Ex-Tech CEOs Fiorina, Whitman See Messages Fall on Deaf Ears in California
High-profile business backgrounds, hundreds of millions of dollars and a wave of voter discontent that swept dozens of Republicans into national offices could not help Meg Whitman or Carly Fiorina capture the gubernatorial or Senate seats they sought in California.
Both of the former high-tech executives lost their political bids during the Nov. 2 elections, undone in large part by their attempts to push a strong conservative message in a state that bends staunchly left. They also brought a resume that lacked any real political experience against longtime veterans on both the state and national political scenes, and according to some pundits, their business backgrounds hurt them at a time when voters mired in a historic recession and jobless rates have a high level of distrust of corporations.
Fiorina, the former CEO of Hewlett-Packard, ran a high-profile campaign against longtime U.S. Sen. Barbara Boxer, an unabashed liberal Democrat who unlike many others in her party embraced President Barack Obama during the race. Fiorina came up short, losing to Boxer by about 52-43 percent. She finally conceded the race midmorning Pacific time Nov. 3.
For her part, Whitman, who reportedly spent about $140 million of her own money in her failed bid for the governor's office, lost 54-41 percent to Democrat Jerry Brown, the attorney general who served as California's governor from 1975 to 1983.

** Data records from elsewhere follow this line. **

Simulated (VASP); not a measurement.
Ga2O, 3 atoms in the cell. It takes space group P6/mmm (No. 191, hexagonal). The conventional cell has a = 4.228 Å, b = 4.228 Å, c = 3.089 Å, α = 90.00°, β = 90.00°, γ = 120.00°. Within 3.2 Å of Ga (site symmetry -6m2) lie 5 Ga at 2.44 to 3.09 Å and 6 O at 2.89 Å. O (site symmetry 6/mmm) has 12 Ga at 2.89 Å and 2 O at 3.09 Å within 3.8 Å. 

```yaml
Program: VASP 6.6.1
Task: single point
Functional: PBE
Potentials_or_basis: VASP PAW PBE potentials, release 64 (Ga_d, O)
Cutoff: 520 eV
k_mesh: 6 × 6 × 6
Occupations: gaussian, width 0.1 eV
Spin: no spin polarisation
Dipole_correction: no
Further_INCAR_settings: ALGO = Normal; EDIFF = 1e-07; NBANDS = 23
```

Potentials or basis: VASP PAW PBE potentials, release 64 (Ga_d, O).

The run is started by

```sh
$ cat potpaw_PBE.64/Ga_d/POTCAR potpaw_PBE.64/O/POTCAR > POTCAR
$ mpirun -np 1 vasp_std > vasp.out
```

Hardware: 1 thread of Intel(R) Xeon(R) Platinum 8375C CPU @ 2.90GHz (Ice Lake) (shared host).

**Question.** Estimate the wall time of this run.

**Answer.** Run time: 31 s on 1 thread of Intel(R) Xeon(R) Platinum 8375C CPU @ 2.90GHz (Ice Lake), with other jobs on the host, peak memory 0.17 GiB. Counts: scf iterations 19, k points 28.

In September 2009, Mark Petracca, an associate professor of political science at the University of California-Irvine, said in an interview with eWEEK that a challenge facing both Fiorina and Whitman-and any statewide Republican candidate, for that matter-was navigating through the California GOP waters. The party is controlled by strong conservatives, so winning the primaries calls for espousing right-wing views. However, the state-which has 2.4 million more Democrats than Republicans-leans hard to the left, and to take a statewide office, both Fiorina and Whitman need to steer their post-primary messages back to the middle.
For example, during the primary race, Fiorina embraced the endorsement of Tea Party favorite Sarah Palin, but when the former Alaska governor and GOP vice presidential candidate came to the state during the race against Brown, Fiorina didn't attend, reportedly saying she had another commitment.
In the end, neither Whitman nor Fiorina, who spent $6.5 million of her own money on the campaign, was able to break through the Democratic lines with their mainstream Republican messages on such social issues as immigration, a tough play in a left-leaning state with a large and growing Latino community.
"It's very hard to win in the state of California with the orthodox conservative positions that she took," Bruce Cain, a UC-Berkeley professor and director of the University of California Washington Center, told the San Jose Mercury News. "[Fiorina] was perfectly situated to get through the primary, but it did not set her up well for the general election."
Fiorina tried to paint Boxer as someone who had been in the Senate for too long, was too tied to Obama and the $814 billion stimulus bill, and was out of touch. However, Boxer attacked Fiorina's record as HP's CEO, saying that during her tenure, HP laid off 30,000 employees while sending jobs oversees and giving Fiorina bonuses. She was further hurt when HP heirs, some employees and former employees, and Silicon Valley figures-including Cisco Systems CEO John Chambers-came out for Boxer. Former Intel CEO Craig Barrett did come out in support of Fiorina.
Whitman touted her business background at eBay and talked about tax breaks for businesses. She also took a hard line on immigration, but was hurt when it was revealed that the Mexican housekeeper she had hired was an undocumented alien.